What should we be writing about?
I see that the Haiti earthquake is fading from the front pages and headlines, as of course it must do. It reminds me of a presentation our friend Keith Woods (who is on his way to National Public Radio) made at an Images & Voices of Hope Summit one year. His brother was a prison guard at a prison in the South of the US and was a victim in a prison take-over when prisoners overpowered prison guards imprisoning them and changing clothes with them. When the outside world got wind of what had happened, police officers were afraid to shoot because they didn’t know who were the prisoners and who were the guards. Keith talked about the despair he and his family felt as the stalemate wore on and the story fell from the front page, and then from the front section of the paper, and finally out of the news altogether. We take great comfort and feel a sense of solidarity when our societies share our concerns. We can lose hope when the attention of the world seems to move onto the next big event or story.

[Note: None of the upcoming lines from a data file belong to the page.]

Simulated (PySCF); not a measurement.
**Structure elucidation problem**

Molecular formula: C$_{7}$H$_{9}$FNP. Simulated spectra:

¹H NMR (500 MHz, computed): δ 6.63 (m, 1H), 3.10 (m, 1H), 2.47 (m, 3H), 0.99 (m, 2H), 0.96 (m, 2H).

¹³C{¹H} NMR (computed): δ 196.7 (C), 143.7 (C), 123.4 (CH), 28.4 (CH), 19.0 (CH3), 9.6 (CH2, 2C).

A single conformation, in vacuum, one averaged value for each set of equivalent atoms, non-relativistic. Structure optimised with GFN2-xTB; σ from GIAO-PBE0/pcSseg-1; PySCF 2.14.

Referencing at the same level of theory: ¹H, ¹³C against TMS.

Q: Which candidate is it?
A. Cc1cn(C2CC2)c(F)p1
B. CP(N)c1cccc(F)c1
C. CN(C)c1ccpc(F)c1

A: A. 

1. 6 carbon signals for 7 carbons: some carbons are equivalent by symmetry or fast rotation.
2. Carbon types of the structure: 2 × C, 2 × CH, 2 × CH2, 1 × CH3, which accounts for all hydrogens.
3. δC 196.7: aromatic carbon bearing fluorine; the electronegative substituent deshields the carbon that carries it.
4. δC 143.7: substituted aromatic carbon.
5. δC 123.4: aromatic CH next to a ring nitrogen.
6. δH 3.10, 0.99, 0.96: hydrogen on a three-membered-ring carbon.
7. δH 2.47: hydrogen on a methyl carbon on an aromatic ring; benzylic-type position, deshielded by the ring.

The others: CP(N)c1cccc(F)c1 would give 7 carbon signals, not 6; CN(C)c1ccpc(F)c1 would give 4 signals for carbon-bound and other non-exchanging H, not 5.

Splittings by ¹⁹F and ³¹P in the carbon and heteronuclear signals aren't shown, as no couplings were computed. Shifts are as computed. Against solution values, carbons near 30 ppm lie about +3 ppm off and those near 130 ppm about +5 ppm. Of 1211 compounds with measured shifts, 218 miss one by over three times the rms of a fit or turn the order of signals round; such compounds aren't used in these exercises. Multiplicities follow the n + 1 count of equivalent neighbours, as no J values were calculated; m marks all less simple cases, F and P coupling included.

This is why I love a project of the Renaissance Journalism Center at San Francisco State University to return to Viet Nam and revisit the effects of Agent Orange three generations later (http://www.rjcmedia.org/the-vietnam-reporting-project). The Center has engaged a diverse team of journalists to investigate the story and bring it back into public awareness. I love this project not only because of the importance of the subject and the comfort it will bring to the victims, but also because it reminds us that media at its best isn’t just event driven. We can decide what matters most and move, sometimes collectively as RJC is doing, to place a story in the public consciousness. We can make time for conversations about what it is that we should be writing about, reading about, and talking about. Now all we have to do is figure out what that is.